Table Of Contents

Previous topic

Distributed Computing

Next topic

API Reference

Distributed Latent Semantic Analysis

Note

See Distributed Computing for an introduction to distributed computing in gensim.

Setting up the cluster

We will show how to run distributed Latent Semantic Analysis by means of an example. Let’s say we have 5 computers at our disposal, all in the same broadcast domain. To start with, install gensim and Pyro on each one of them with:

$ sudo easy_install gensim[distributed]

and run Pyro’s name server on exactly one of the machines (doesn’t matter which one):

$ python -m Pyro.naming &

Let’s say our example cluster consists of dual-core computers with loads of memory. We will therefore run two worker scripts on four of the physical machines, creating eight logical worker nodes:

$ python -m gensim.models.lsi_worker &

This will execute gensim‘s lsi_worker.py script, to be run twice on each of the four computer. This lets gensim know that it can run two jobs on each of the four computers in parallel, so that the computation will be done faster (but also taking up twice as much memory on each machine).

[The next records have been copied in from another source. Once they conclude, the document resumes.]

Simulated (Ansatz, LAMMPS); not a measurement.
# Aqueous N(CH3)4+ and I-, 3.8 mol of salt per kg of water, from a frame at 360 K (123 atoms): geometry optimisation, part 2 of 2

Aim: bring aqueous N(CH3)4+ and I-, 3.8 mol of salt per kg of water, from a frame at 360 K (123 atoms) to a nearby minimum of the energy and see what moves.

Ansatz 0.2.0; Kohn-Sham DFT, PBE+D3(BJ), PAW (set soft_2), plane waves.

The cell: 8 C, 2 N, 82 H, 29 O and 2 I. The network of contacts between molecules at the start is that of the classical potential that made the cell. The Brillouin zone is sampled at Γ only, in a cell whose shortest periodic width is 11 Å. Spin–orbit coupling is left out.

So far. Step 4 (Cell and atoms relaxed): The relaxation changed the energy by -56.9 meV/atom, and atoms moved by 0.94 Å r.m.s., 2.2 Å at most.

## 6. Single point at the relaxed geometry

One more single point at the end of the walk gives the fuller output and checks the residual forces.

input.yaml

Next, pick one computer that will be a job scheduler in charge of worker synchronization, and on it, run LSA dispatcher. In our example, we will use the fifth computer to act as the dispatcher and from there run:

$ python -m gensim.models.lsi_dispatcher &

In general, the dispatcher can be run on the same machine as one of the worker nodes, or it can be another, distinct computer within the same broadcast domain. The dispatcher won’t be doing much with CPU most of the time, but pick a computer with ample memory.

And that’s it! The cluster is set up and running, ready to accept jobs. To remove a worker later on, simply terminate its lsi_worker process. To add another worker, run another lsi_worker (this will not affect a computation that is already running). If you terminate lsi_dispatcher, you won’t be able to run computations until you run it again on some node (surviving workers can be re-used though).

Running LSA

So let’s test our setup and run one computation of distributed LSA. Open a Python shell on one of the five machines (again, this can be done on any computer in the same broadcast domain, our choice is incidental) and try:

>>> from gensim import corpora, models, utils
>>> import logging
>>> logging.basicConfig(format = '%(asctime)s : %(levelname)s : %(message)s', level = logging.INFO)
>>>
>>> corpus = corpora.MmCorpus('/tmp/deerwester.mm') # load a corpus of nine documents, from the Tutorials
>>> id2word = corpora.Dictionary.load('/tmp/deerwester.dict').id2token
>>>
>>> lsi = models.LsiModel(corpus, id2word, numTopics = 200, chunks = 1) # run distributed LSA on nine documents

This uses the corpus and feature-token mapping created in the Corpora and Vector Spaces tutorial. If you look at the log in your Python session, you should see a line similar to:

2010-08-09 23:44:25,746 : INFO : using distributed version with 8 workers

which means all went well. You can also check the logs coming from your worker and dispatcher processes — this is especially helpful in case of problems. To check the LSA results, let’s print the first two latent topics:

>>> for i in xrange(2): lsi.printTopic(i, topN = 5)
0.644 * "survey" + 0.404 * "response" + 0.301 * "user" + 0.265 * "time" + 0.265 * "system"
0.623 * "graph" + 0.490 * "trees" + 0.451 * "minors" + 0.274 * "eps" + -0.167 * "survey"

Success! But a corpus of nine documents is no challenge for our powerful cluster... In fact, we had to lower the job size (chunks parameter above) to a single document at a time, otherwise all documents would be processed by a single worker all at once.

So let’s run LSA on one million documents instead:

>>> # inflate the corpus to 1M documents, by repeating it over&over
>>> corpus1m = utils.RepeatCorpus(corpus, 1000000)
>>> # run distributed LSA on 1 million documents
>>> lsi1m = models.LsiModel(corpus1m, id2word, numTopics=200, chunks=10000, serial_only=False)

The serial_only parameter instructs gensim whether to run in serial or distributed mode. Setting serial_only=True will result in LSA running inside the active Python shell, without any inter-node communication whatsoever, even if there are worker nodes available. Setting serial_only=False forces distributed mode (raising an exception in case of failure). And finally, leaving serial_only unspecified tells gensim to try running in distributed mode, or, failing that, run in serial mode.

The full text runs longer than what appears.